Housing magnified recession in Los Angeles: Bloom Raskin
The deep recession that hit Los Angeles and other parts of the U.S. four years ago is mostly tied to a deep fallout in the housing market, Federal Reserve Board Governor Sarah Bloom-Raskin said in a speech Thursday.
While speaking at the Federal Reserve Bank of San Francisco Business and Community Leaders Luncheon in Los Angeles, Raskin acknowledged areas in California were profoundly shaken by a deep contraction in housing not witnessed since the Great Depression.
To highlight her point about the role of housing in the downturn, Raskin noted that home prices plummeted 33% in the past six years, while they only declined 2% in the 1990s downturn and remained steady in the 1980s recession.

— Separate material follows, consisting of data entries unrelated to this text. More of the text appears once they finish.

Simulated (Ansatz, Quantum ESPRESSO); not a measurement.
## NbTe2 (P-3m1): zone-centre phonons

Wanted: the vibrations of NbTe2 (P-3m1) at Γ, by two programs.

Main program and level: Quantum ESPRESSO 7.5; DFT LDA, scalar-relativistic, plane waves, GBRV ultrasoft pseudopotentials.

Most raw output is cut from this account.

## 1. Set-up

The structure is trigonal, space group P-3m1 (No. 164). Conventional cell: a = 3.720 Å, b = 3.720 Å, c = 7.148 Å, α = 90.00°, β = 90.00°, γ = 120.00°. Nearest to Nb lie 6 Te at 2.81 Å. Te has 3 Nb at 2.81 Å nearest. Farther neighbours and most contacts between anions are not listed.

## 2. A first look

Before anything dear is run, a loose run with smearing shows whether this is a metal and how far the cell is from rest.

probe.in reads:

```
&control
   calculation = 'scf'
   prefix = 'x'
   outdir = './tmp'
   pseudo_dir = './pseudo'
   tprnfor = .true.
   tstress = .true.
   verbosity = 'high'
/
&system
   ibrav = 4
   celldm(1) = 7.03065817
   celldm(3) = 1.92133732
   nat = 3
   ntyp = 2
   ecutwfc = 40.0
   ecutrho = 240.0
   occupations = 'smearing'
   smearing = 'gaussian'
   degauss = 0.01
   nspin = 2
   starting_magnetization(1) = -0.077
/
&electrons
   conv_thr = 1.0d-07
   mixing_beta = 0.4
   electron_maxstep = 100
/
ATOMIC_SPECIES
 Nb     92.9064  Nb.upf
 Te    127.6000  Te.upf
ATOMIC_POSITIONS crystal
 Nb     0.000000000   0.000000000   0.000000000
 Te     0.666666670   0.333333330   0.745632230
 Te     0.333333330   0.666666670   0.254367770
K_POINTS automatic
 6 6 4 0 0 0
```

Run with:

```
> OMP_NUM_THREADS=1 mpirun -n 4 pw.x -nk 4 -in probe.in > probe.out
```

"Here in Los Angeles, the recent recession was even deeper than for the nation as a whole," Raskin said. "The unemployment rate, which was about the same as the national average prior to the recession, rose to a peak of nearly 13%. Moreover, the number of jobs in Los Angeles fell by a cumulative 9%, nearly half again as much as the decrease in national employment."
Raskin painted the current malaise in the U.S. and California economies as a tsunami of tight lending conditions, lost equity and lingering unemployment issues.
"Not only have the enormous loss of housing wealth, heavy debt burdens and tight credit conditions restrained household spending, but the accompanying wave of mortgage defaults has also had considerable repercussions for homeowners, lenders, communities and the pace of this economic recovery," Raskin said.
Loss in household wealth alone is a big problem, Raskin said, with drops in home prices erasing $7 trillion in household wealth.
"Home equity was a large share of the total assets of low- and moderate-income families prior to the recession, so the drop in housing wealth has hit many families particularly hard. Because wealth is one of the key factors that households consider when deciding how much to spend, the drop in housing wealth is expected to reduce household expenditures — the so-called wealth effect," Raskin said.